Crime in the name of religion
Crimes in the name of religion are committed all over the world; Pakistan is no exception. Our rulers tell us that religious minorities are treated equally but the opposite is in fact true. In the ‘Land of the Pure’, threats, attacks, targeted killings of people from minority sects/other religions and different forms of religious hate crimes have risen considerably over the years.
A woman, her two minor granddaughters and an unborn child died earlier this week in Gujranwala, Punjab. Several others were injured. They did not die an accidental death. Their houses were set on fire on purpose by an angry mob. Footage from the scene showed people cheering while the houses were burning. These houses belonged to the minority Ahmadiyya community, a sect that has been persecuted over the decades in Pakistan after they were officially declared ‘non-Muslims’. In 2010, two Ahmadi mosques were attacked in Lahore. Around 100 Ahmadis lost their lives in those violent attacks. Shaheed Salmaan Taseer, the then Governor of Punjab, was one of the few high profile leaders to have condoled with the Ahmadiyya community publicly.
After two Ahmadi mosques were attacked in Lahore in 2010, Pakistani civil rights activists protested outside the community’s mosque. Pic/AFP
The ‘justification’ given for the recent atrocious act was an allegedly blasphemous Facebook post by a member of their family. An Ahmadiyya community spokesman denied the allegation of blasphemy and said it was “completely false”. The real reason was simply the fact that these people were Ahmadis. The propaganda against the Ahmadiyya community is so widespread in our country that an attack against the Ahmadis is hardly ever condemned and is instead celebrated. Such is the fear of the Right that no outrage is expressed by our rulers when attacks against the Ahmadis take place. When Mian Nawaz Sharif expressed sadness over those attacks back then and called the Ahmadis his ‘brethren’, he was attacked by the rightwing media and the religious Right for it.
With the exception of some honourable journalists, most of the media in Pakistan has played a negative role when it comes to the minorities, especially the Ahmadis. Before the Gujranwala incident, Maulana Tahir Ashrafi — a religious scholar considered to be a ‘moderate’ mullah by some — made baseless allegations against the Ahmadis on a talk show. Such comments have led to incitement to violence in the past as had happened after Amir Liaquat’s show a few years ago. When a channel can virtually be taken off the air and a media group hounded for criticising the military establishment, why is no action taken against hatemongers spewing venom on our television screens?

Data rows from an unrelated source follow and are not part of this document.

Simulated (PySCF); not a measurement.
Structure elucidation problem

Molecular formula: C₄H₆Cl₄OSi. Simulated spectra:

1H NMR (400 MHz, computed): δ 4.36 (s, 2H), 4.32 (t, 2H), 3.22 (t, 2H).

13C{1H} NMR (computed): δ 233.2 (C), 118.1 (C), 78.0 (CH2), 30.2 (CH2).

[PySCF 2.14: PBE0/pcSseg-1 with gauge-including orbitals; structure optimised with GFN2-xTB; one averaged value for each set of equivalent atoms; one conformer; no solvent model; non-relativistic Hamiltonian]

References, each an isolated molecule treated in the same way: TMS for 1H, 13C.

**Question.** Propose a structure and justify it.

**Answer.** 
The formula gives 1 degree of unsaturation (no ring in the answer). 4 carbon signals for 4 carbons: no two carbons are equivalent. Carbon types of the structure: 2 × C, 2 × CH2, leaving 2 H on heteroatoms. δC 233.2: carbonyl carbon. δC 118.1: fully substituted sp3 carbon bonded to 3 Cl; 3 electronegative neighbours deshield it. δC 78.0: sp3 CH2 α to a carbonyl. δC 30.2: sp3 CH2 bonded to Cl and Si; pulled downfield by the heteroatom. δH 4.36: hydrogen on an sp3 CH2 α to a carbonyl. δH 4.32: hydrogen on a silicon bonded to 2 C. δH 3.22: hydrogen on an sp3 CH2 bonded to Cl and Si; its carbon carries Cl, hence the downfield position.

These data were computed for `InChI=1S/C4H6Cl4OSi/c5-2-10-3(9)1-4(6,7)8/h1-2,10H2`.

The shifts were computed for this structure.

It has become quite a norm in Pakistan to accuse someone falsely of committing blasphemy. According to the Human Rights Commission of Pakistan (HRCP), blasphemy cases have risen from one in 2011 to at least 68 last year, and around 100 this year alone.
Whenever one thinks that nothing can shock one any more, something terrible happens again and shakes our faith in humanity. The Gujranwala incident has done that and much more. The joy on the faces of the murderers of these innocent people will haunt our memories forever.